Rudy Giuliani - henpecked husband?

John Fund has a devastating article today about Rudy Giuliani and the problems that his wife is posing for his campaign. It all comes back to that phone call during the NRA speech. It turns out that this wasn't something that had happened a few times, but dozens of times.
The fact is that people inside the Giuliani campaign are appalled at the number of times their candidate has felt compelled to interrupt public appearances to take calls from his wife. The estimate from those in a position to know is that he has taken such calls more than 40 times in the middle of speeches, conferences and presentations to large donors. "If it's a stunt, it's not one coming from him," says one Giuliani staffer. "It's an ongoing problem that he won't take advice on."

And in trying to explain his odd behavior, Mr. Giuliani has only dug himself in deeper. On Friday he told David Brody of CBN News that since 9/11, when he and Mrs. Giuliani get on a plane, "most of the time . . . we talk to each other and just reaffirm the fact that we love each other." He admitted he had taken calls from his wife "before in engagements, and I didn't realize it would create any kind of controversy." That's hardly possible. Giuliani staffers say he has been warned over and over again that the phone calls are rude and inappropriate and have alienated everyone from local officials to top donors to close friends.
Sorry, either his wife is a shrew whom he doesn't dare say no to or Giuliani is so self-centered and naturally rude that he doesn't have a clue how offensive his behavior is. There is no excuse for such repeated rudeness.

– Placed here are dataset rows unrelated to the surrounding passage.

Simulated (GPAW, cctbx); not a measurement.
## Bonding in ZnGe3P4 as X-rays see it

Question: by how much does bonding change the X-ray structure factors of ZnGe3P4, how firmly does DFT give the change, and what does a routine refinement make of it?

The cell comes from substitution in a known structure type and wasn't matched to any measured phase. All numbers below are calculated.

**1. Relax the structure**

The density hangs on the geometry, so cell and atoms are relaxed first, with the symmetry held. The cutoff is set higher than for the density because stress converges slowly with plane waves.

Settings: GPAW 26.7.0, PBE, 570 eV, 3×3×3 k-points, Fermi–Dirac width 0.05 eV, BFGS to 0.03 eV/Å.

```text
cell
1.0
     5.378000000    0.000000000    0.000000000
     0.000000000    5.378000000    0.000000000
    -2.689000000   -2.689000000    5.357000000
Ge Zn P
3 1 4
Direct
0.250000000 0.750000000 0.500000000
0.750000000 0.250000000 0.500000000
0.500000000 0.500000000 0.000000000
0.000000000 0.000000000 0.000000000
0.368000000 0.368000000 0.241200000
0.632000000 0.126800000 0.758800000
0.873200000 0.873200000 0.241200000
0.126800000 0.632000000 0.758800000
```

Perhaps good manners is not the most important quality that we're looking for in the next president, but I think that people want to "like" the person they vote for. And if he seems like a lout or someone being led around by his spouse, he's going to really lose the likability votes. And there do seem to be some intimations that his wife is rather a piece of work.
But Giuliani staffers say Judith Giuliani is in a league of her own. Many of the complaints are inside baseball: Staffers have been fired, advisers shut out of meetings, schedules changed based on her whim. But it was her idea for Mr. Giuliani to suggest on national TV that he might let her attend cabinet meetings. Her high-handed behavior prompted a series of negative profiles this summer, including a vicious one in Vanity Fair, which were said to have prompted her to retreat from day-to-day involvement in the campaign.

But not for long. The staff remains "terrified" of her, according to a former staffer. "Mollifying Judith is at the top of the to-do list for far too many people on the campaign," one person close to Mr. Giuliani told me. Another says: "The biggest concern is that if not corrected it will stir up questions about his judgment closer to when people vote--either before the early primaries or before the general election. It's a ticking time bomb."
Of course, if Republicans were voting based on the spouse, Mitt Romney would be ahead by a mile. But Judith just doesn't seem like the woman we'd like to see follow Laura Bush as First Lady. And why should Rudy need aides to tell him about good manners?